Sometimes you may need to create your own formatting function. This one will display numeric minutes in HH:MM:SS format.
# Self-defined formatting function for times.
timeHMS_formatter <- function(x) {
h <- floor(x/60)
m <- floor(x %% 60)
s <- round(60*(x %% 1)) # Round to nearest second
lab <- sprintf('%02d:%02d:%02d', h, m, s) # Format the strings as HH:MM:SS
lab <- gsub('^00:', '', lab) # Remove leading 00: if present
lab <- gsub('^0', '', lab) # Remove leading 0 if present
}
bp + scale_y_continuous(label=timeHMS_formatter)
Hiding gridlines
To hide all gridlines, both vertical and horizontal:
# Hide all the gridlines
bp + theme(panel.grid.minor=element_blank(),
panel.grid.major=element_blank())
# Hide just the minor gridlines
bp + theme(panel.grid.minor=element_blank())

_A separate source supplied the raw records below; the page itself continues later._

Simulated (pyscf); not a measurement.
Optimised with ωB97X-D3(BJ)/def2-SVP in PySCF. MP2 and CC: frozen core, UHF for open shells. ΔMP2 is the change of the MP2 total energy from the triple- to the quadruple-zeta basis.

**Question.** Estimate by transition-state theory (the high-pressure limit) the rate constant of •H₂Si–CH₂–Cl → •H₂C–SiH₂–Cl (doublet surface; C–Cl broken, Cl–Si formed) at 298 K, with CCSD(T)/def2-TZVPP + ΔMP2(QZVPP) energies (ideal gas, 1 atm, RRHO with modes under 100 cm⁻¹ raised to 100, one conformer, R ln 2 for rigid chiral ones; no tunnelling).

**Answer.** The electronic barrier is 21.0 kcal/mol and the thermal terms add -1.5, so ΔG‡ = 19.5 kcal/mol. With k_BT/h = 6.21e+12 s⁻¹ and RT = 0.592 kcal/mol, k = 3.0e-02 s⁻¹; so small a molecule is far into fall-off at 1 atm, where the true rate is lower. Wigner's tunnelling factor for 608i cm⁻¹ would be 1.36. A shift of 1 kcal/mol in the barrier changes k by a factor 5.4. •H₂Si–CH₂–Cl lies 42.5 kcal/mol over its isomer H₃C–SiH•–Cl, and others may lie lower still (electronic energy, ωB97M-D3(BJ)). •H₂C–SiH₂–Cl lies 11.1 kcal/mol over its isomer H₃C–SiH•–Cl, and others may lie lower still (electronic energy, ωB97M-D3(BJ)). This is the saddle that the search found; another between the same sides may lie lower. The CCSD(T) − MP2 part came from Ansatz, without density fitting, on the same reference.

It’s also possible to hide just the vertical or horizontal gridlines:
# Hide all the vertical gridlines
bp + theme(panel.grid.minor.x=element_blank(),
panel.grid.major.x=element_blank())
# Hide all the horizontal gridlines
bp + theme(panel.grid.minor.y=element_blank(),
panel.grid.major.y=element_blank())